The DESK: FILS USA: The roadblocks to electronic fixed income trading

Fixed income markets moving toward electronic trading has been a recurring theme
Fixed income markets moving toward electronic trading has been a recurring theme in the industry for a number of years, but there are roadblocks to progress to a more electronic future, with screen-based trading possibly as prevalent as it is in equities.

Limiting factors were discussed Thursday morning at the Fixed Income Leaders Summit in Boston.

Carl James, head of fixed income at S&P Global Market Intelligence, said rather than ask about how and why electronic trading is taking hold, a more appropriate question is “why so slow?”

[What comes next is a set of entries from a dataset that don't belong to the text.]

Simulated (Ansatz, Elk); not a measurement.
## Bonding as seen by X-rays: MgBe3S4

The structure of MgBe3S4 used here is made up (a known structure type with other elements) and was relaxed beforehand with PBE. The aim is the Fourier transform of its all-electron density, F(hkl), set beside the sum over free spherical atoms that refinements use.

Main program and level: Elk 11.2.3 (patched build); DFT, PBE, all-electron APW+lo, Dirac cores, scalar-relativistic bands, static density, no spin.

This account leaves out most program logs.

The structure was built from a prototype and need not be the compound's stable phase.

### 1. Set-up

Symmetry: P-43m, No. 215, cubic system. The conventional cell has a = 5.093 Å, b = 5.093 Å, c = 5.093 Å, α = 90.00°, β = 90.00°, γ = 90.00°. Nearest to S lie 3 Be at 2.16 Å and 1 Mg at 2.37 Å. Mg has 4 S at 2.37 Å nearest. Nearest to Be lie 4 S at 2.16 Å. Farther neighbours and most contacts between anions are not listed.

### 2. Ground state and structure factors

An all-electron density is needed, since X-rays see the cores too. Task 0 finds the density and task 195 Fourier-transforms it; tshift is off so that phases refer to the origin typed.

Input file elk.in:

James offered a philosophical take. “We have stone age emotions, medieval institutions, and god-like technology,” he said on the Next Stage of Electronification panel. “It’s the human element. People don’t want to adapt and evolve.”

Panelists noted that in credit markets, electronic trading still struggles to catch on above a certain trade-size threshold, due largely to concerns about intent being picked up by the market.

Jason Quinn, Trumid (c. Richard Hadley)
Jason Quinn, Trumid (c. Richard Hadley)

“It comes down to market impact,” said Jason Quinn, chief product officer and global head of sales at Trumid. Historically, the answer for traders concerned about information dissemination was to use the phone and IM to negotiate bilaterally, but that is slowly changing.

“There has been an evolution in tools available, both for the buy side and sell side,” Quinn said. “We are seeing progress. Most blocks are still dealer-to-client, but that doesn’t mean those trades can’t be digitized in some way.”

On the following Workflow Automation panel, the audience was asked where they were on their journey toward automation and electronification. Almost half of respondents, or 46%, said they were at mid-to-late stage; 34% said mid stage;13% said late stage; and 9% said early journey.